It is almost impossible for us to conceive of the ignorance, the cruelty, the superstition and the mental blindness of that period. In reading the history of those dark and bloody years, I am amazed at the wickedness, the folly and presumption of mankind. And yet, the solution of the whole matter is, they despised liberty; they hated freedom of mind and of body. They forged chains of superstition for the one and of iron for the other. They were ruled by that terrible trinity, the cowl, the sword and chain.

You cannot form a correct opinion of those ages without reading the standard authors, so to speak, of that time, the laws then in force, and by ascertaining the habits and customs of the people, their mode of administering the laws, and the ideas that were commonly received as correct. No one believed that honest error could be innocent; no one dreamed of such a thing as religious freedom. In the fifteenth century the following law was in force in England: "That whatsoever they were that should read the Scriptures in the mother tongue, they should forfeit land, cattle, body, life, and goods from their heirs forever, and so be condemned for heretics to God, enemies to the crown, and most arrant traitors to the land." The next year after this law was in force, in one day thirty-nine were hanged for its violation and their bodies afterward burned.

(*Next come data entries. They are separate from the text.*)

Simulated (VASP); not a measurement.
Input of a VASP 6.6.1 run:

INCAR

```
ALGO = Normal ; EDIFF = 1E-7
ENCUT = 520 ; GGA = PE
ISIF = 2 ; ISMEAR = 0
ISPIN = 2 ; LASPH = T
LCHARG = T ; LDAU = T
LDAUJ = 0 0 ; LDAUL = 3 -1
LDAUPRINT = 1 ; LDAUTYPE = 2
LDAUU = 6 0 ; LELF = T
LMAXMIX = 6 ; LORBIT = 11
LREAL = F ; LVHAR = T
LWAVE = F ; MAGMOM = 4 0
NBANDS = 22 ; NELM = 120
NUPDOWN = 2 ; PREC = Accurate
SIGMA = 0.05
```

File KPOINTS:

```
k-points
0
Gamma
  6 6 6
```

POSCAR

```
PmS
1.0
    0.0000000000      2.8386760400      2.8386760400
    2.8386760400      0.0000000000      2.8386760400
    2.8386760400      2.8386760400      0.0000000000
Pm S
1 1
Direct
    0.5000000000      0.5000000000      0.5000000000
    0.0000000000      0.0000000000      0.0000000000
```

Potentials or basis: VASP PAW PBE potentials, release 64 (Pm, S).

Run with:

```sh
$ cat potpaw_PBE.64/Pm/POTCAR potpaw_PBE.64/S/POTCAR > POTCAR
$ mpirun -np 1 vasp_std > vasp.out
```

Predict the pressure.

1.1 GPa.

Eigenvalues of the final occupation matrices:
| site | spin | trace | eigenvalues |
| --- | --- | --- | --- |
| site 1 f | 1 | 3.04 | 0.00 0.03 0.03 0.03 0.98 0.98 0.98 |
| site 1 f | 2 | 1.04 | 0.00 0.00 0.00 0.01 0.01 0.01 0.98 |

Laws equally unjust, bloody and cruel were in force in all parts of Europe. In the sixteenth century a man was burned in France because he refused to kneel to a procession of dirty monks. I could enumerate thousands of instances of the most horrid cruelty perpetrated upon men, women and even little children, for no other reason in the world than for a difference of opinion upon a subject that neither party knew anything about. But you are all, no doubt, perfectly familiar with the history of religious persecution.

There is one thing, however, that is strange indeed, and that is that the reformers of those days, the men who rose against the horrid tyranny of the times, the moment they attained power, persecuted with a zeal and bitterness never excelled. Luther, one of the grand men of the world, cast in the heroic mould, although he gave utterance to the following sublime sentiment: "Every one has the right to read for himself that he may prepare himself to live and to die," still had no idea of what we call religious freedom. He considered universal toleration an error, so did Melancthon, and Erasmus, and yet, strange as it may appear, they were exercising the very right they denied to others, and maintaining their right with a courage and energy absolutely sublime.

John Knox was only in favor of religious freedom when he was in the minority, and Baxter entertained the same sentiment. Castalio, a professor at Geneva, in Switzerland, was the first clergyman in Europe who declared the innocence of honest error, and who proclaimed himself in favor of universal toleration. The name of this man should never be forgotten. He had the goodness, the courage, although surrounded with prisons and inquisitions, and in the midst of millions of fierce bigots, to declare the innocence of honest error, and that every man had a right to worship the good God in his own way.